Chrono Trigger. The actual Chrono Trigger impacts the plot only briefly - and even then, optionally, as it's possible to go ahead and fight the final boss without completing the part of the story that involves it. (Adding insult to injury, it's even referred to more often as the "Time Egg".)
This is less the case in Chrono Cross; while the eponymous item arguably spends less time relevant to the story than the Chrono Trigger, it is of much greater overall significance what with being the piece of Phlebotinum that's supposed to reintegrate the timelines and kill the Time Devourer off once and for all.
Although the Chrono Trigger item is relatively insignificant, the description that's given to it ("It is pure potential. By unleashing a specific course of events, it can have a powerful effect on time... It represents a possibility, it may or may not hatch.") applies equally well to the party, meaning that the time travelers themselves are a kind of Chrono Trigger. It gets a little meta.
Plumbers Dont Wear Ties. In one scene early on in the "game", John is seen playing air guitar with a plunger while wearing a tie.
Metroid Prime Hunters does not involve Metroids or any incarnation of Metroid Prime at all. It includes creatures that attack in a similar manner to Metroids, but not Metroids themselves. (Though the demo version, First Hunt, that was included with DS systems at launch, did include Metroids.)
Arguably the name Morrowind implies that you will be journeying across the entire province, when in reality you are limited to the island of Vvardenfell. Obviously this is located in Morrowind, but it still could be considered misleading.
The Elder Scrolls is awful about this, to date the eponymous scrolls have only been relevant in Oblivion (as a relatively unimportant MacGuffin) and Skyrim where it's really only important once. The subtitles are accurate though, although Oblivion would be more properly called Cyrodiil to be in line with the other titles being placenames.
Well, Oblivion IS a place in the TES universe.
The first Elder Scrolls game Arena doesn't have any arenas in it.
Fortunately, that's been handily dealt with: "Arena" is believed to be the translation of Nirn, from the language the earliest of the spiritual beings who took part in the creation of the world, the Ehlnofey.
Or "Arena" is a figurative way of describing the constant state of strife that Tamriel is in. Any number of Hand Waves exist.
The Minecraft Pocket Edition contains neither mining nor crafting.
And since it is also available for many tablets, the "Pocket Edition" part is not entirely true either...

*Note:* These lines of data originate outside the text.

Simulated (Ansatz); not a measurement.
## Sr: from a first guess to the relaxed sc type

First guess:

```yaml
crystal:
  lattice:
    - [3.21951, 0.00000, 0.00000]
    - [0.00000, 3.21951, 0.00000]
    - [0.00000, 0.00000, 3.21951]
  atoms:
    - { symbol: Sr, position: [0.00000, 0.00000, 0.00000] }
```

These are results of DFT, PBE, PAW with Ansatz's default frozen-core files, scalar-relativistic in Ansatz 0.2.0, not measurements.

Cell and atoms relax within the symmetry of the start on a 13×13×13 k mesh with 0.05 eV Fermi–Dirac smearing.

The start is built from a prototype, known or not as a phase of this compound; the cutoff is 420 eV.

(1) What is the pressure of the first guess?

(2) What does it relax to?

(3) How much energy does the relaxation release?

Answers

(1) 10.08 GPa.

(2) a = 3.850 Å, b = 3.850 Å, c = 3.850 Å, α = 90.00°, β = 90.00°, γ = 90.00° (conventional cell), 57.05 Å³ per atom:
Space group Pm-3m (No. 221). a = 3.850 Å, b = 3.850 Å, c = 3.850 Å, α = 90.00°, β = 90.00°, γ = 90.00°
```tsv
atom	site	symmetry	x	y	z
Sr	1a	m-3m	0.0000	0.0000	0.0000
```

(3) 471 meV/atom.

The latter part somewhat averts this, mainly due to the updates.
The Mega Drive version of Action 52 falls into this, as it really only has 51 games. Several games across both versions also fall into this problem:
Dam Busters, which doesn't feature a dam at any point in the game.
Haunted Hill in both versions, although the NES version sometimes goes under the more apt Haunted Halls.
MS Paint Adventures is really only 3 stories and 1 Orphaned Series and the current one hasn't actually been an adventure note IE, written by user suggestions in over a year. And nothing aside from the first panel of the first adventure has been made in MS Paint.
Also, Homestuck is only about a kid stuck in his house for about a few dozen pages out of several thousand. Apparently Andrew Hussie was going to name it Sburb, the name of the game on which the story is based, but thought it was too boring.
"Faraway Morning and Three Short Tales" is the title of the 34th chapter of Gunnerkrigg Court which actually does have characters telling three short tales. Sounds like a short chapter, right? It's actually one of the longest chapters to date thanks to all of the Character Development and plot revelations going on between each of the tales.
Each episode of The Cyanide And Happiness Show has a title that's completely unrelated to any of the sketches within it. For example, Episode 2 is called "Why I Hate Summer Camp"; the sketches are a Moby Dick parody, a guy in the bath, and a guy trying to propose to his girlfriend. Summer camp isn't mentioned once.
The Smurfs episode "Hefty And The Wheelsmurfer" is called "Fortachon y Pitufina" ("Hefty And Smurfette") in the Spanish dub, despite the fact that the episode isn't exclusively about Hefty and Smurfette in any sort of relationship.
In Transformers PrimeBeast Hunters: Predacons Rising, the Predacons are very minor side characters who have little to no impact on the overall plot. Technically, some Predacons arerisen, however they are zombies who fight against the real Predacons. The title probably came to be because Hasbro wanted to advertise their beast-themed Transformers figures, even if the movie's story barely focused on them.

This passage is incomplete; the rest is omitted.